A wonderful December mini break on the border of three counties. Yorkshire, Lancashire and Cumbria.
When we last visited Hipping Hall it was in the heart of the summer. The heat wave at the end of July was in full swing.
A lot can happen in five months.
Not least head chef Oli Martin has shot to fame in Masterchef the Professionals.
So it was with great anticipation that we headed up the A65 from Shipley to the border of Yorks and Lancs to our favourite boutique hotel. First things first. Before the food comes the walk.
It’s a gentle hour long dander out the rear of the hotel garden, up through a knotted wood, reminiscent of the dark hedges from Game of Thrones, over a stone stile into the fields.
An old barn mid rennovation greets your entrance to the field, soon to be a guest house of sorts I’d imagine, take a left, head for the big tree, then cross the field, more stiles, and a little stone bridge towards the church in Leck.

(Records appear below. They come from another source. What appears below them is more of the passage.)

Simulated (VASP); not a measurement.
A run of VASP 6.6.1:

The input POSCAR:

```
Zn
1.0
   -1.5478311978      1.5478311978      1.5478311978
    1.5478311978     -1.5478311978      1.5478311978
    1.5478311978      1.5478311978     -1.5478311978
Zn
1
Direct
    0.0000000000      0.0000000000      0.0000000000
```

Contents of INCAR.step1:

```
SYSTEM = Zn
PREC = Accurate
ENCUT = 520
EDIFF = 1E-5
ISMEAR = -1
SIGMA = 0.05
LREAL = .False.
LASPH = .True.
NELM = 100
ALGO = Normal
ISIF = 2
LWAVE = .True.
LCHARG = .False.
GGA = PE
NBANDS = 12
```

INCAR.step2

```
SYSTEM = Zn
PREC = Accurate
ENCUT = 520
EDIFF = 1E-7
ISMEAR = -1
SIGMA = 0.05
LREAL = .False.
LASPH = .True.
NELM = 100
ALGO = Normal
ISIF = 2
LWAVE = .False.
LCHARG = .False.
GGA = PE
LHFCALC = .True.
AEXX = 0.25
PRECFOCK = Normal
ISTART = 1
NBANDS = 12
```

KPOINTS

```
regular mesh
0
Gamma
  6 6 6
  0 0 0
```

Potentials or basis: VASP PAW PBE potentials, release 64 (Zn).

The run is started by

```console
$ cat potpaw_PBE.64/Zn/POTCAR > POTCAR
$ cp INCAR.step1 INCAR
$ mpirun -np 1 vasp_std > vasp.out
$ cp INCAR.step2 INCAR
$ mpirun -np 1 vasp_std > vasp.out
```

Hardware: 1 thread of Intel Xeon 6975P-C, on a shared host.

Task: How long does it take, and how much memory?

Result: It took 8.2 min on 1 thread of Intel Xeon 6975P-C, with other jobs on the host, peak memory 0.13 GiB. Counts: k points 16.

We then headed on the public path through the school playground before taking a right then left along the village road, and back to the path to follow the river towards Cowan and the pick up the A65.
It was the perfect way to stretch the legs and test out our LLBean boots.
We were back home in time for a mid afternoon beer.
Dinner was an 11 course affair, accompanied by five wines to compliment each shift in style and culinary twist.
The room, an old wooden beamed pitched barn, was brighter than I remembered. Perhaps because so many diners now like to take pictures of each plate of art.
I’m conflicted on this entire topic, as clearly it helped me chronicle each course for you. But I’d also support a blanket ban on the pesky phone over dinner, the lights dimmed for ambience.
The courses themselves were each presented by the individual chefs. Each one in turn explaining what it was, and happily clarifying ingredients or techniques deployed.
It was a lovely addition to the spectacle. Adding a personal touch, but also showing how the menu is a team effort, not a one man show.
My highlights of the night were the butter pie, deliciously light, with an onion chutney surprise hidden inside. And the beef tartar with toasted hay.
The duck was cooked to perfection, with the added twist of parsley roots, which are like mini parsnips. Who knew?
The pictures and menu can’t really speak for themselves, in that they have to be tasted to be believed. But hopefully they give you a flavour and whet your appetite.
The only one I struggled with was the beetroot, as the liquorice burnt bisque was a bit rich for me. But as my wife pointed out, it didn’t stop me polishing it off. Fair point.
We were then treated to a now infamous TV classic, Pine-Apple.
Once again I have to doff my cap to Oli and his team. He is a masterful chef, but in spite of his recent glory has retained his humility. It was almost as if he wanted share the limelight with all the others behind the scenes.
Turn the lights up full and take a bow Hipping Hall. You nailed it once again.